I think there's one specific company who were completely opaque about that and published false ip addresses. Perplexity (I couldn't think of the name straight away), so surely there are other companies doing the same thing.

https://rknight.me/blog/perplexity-doesnt-give-a-shit-about-consent/

Perplexity Doesn’t Give a Shit About Consent

Perplexity proving yet again they don't care about the rules

@lukeharby @heydon @Schepp @11ty I wonder how else if not via my robots.txt entry the bots would discover my unlinked directory. to be fair, there are only a few hits per day in there, but this "thinkbot"(and its user agent string) made a lasting impression.
@webrocker @heydon @Schepp @11ty I had an interesting AI-encounter the other day about which rules AIs obey. Maybe I need to write a blog article about it…
@MoritzGlantz @heydon @Schepp @11ty Inspired by this incident I have now completed my feeble defense against those bots that visit my hidden directory. Their IP is saved in a nosql and the single entry to my website checks the current vistor's IP against that nosql and returns a 403 if the IP matches. I sucessfully logged me out of my website by visiting my hidden dir. jay.

@webrocker Why not send them a multigigabyte file to crawl? Or pollute them with Heydon's script?

@MoritzGlantz @heydon @Schepp @11ty

@Lippe @webrocker @heydon @Schepp @11ty A zip bomb maybe? 🤔

@MoritzGlantz Thought of this, but will they at all crawl zip files?

@webrocker @heydon @Schepp @11ty

@Lippe @MoritzGlantz @heydon @Schepp @11ty well if I don't want them to waste the resources on my site, how would serving a gazillion of data help?

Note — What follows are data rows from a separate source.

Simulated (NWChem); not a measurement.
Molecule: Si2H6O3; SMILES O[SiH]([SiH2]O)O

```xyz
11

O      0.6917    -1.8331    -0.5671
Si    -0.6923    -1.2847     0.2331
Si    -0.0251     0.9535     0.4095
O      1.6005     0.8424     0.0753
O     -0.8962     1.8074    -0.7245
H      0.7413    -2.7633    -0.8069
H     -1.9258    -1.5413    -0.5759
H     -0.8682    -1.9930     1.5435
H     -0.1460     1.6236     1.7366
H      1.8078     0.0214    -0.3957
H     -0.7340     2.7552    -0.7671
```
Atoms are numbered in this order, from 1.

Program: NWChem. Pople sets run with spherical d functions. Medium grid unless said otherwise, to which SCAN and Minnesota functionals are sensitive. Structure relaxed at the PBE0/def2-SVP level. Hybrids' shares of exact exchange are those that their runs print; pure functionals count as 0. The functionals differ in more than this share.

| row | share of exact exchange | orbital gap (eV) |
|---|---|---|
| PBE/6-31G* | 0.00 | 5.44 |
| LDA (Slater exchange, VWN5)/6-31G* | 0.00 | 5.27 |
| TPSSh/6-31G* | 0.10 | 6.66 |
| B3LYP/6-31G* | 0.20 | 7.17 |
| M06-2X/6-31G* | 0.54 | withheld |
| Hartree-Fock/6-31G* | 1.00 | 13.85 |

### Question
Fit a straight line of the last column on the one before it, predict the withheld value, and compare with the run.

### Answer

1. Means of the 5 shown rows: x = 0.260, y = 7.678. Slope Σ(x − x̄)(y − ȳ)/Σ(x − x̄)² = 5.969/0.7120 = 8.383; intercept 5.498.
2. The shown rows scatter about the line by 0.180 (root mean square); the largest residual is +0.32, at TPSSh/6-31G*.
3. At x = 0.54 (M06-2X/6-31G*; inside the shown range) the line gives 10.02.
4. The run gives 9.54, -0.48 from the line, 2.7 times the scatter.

@Schepp By accident I yesterday discovered that the website I host for the local hiking club my parents are in consumed a whopping 170GB traffic in February, 230GB in January, 190 in Dec, you get it... Over the past 12 months this accumulated to 1.2TB of traffic, picking up steam since July.
Just now looking into some of the logs I see lots of bytedance, lots of facebook crawler, and such...

It's a tiny wordpress site, where the club shares some pictures of recent hikes and info on the next...